San Diego-based fast-food chain Jack in the Box has announced it will shutter between 150 and 200 of its restaurants in the coming years as part of a strategic overhaul aimed at improving financial stability. The move, revealed this week under the company’s new “Jack on Track” initiative, comes in response to persistent inflation, rising labor costs, and shifting consumer spending habits.
The burger-and-fries chain joins a growing list of U.S. food service businesses—including Shake Shack, Red Lobster, and Rubio’s Coastal Grill—that have scaled back operations recently due to economic headwinds. Jack in the Box said it will close 80 to 120 locations by the end of 2025, with additional closures of underperforming stores expected in 2026. Most of the affected sites have been operational for over three decades, although the company has not released a list of specific closures.
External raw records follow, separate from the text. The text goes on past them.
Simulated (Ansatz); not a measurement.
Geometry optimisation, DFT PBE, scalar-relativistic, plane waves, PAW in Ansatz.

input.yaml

CEO Lance Tucker emphasized the goal of streamlining operations and returning to a more sustainable, asset-light business model. “Jack in the Box operates at its best and maximizes shareholder return potential within a simplified model,” Tucker said in a statement, calling the plan a return to “simplicity” for both the brand and its investors.
Debt Reduction and Potential Divestiture in Focus
As part of its turnaround strategy, Jack in the Box also announced it may divest from Del Taco, the Mexican American fast-food brand it acquired in 2022. While no final decision has been made, the consideration signals a broader move to shed less profitable assets.
The company plans to use proceeds from upcoming real estate sales to pay down existing debt. As of January, Jack in the Box reported current liabilities exceeding $426 million. This financial burden has pushed the company to reassess its investment strategy, including a sharp reduction in new restaurant development beginning in 2026. Instead, the company will focus on modernizing existing locations.
Preliminary financial results for the fiscal second quarter, which ended April 13, showed the company had opened five new Jack in the Box stores but closed 12. Meanwhile, Del Taco added six new locations while shutting down four. The data reflects a more cautious expansion approach in light of uncertain market conditions.
Financial Performance and Mark et Impact
Recent financial figures highlight the challenges facing the fast-food industry. Same-store sales in the latest quarter fell by 4.4% for Jack in the Box and 3.6% for Del Taco. Net income in the first quarter dropped to $33.7 million—down from $38.7 million a year earlier—a decline the company attributed to ongoing macroeconomic challenges across the sector.
Currently, Jack in the Box operates approximately 2,200 restaurants across 22 U.S. states, primarily concentrated on the West Coast. Its historical roots trace back to 1951 when the first location opened in San Diego. Today, the chain has over 40 outlets in the Los Angeles area alone.
Investor confidence has taken a hit as well. Jack in the Box shares dropped nearly 6% on Thursday, closing at $23.96. The company’s stock is down 41% since the beginning of the year, underscoring investor concern about the brand’s future amid broader industry pressures.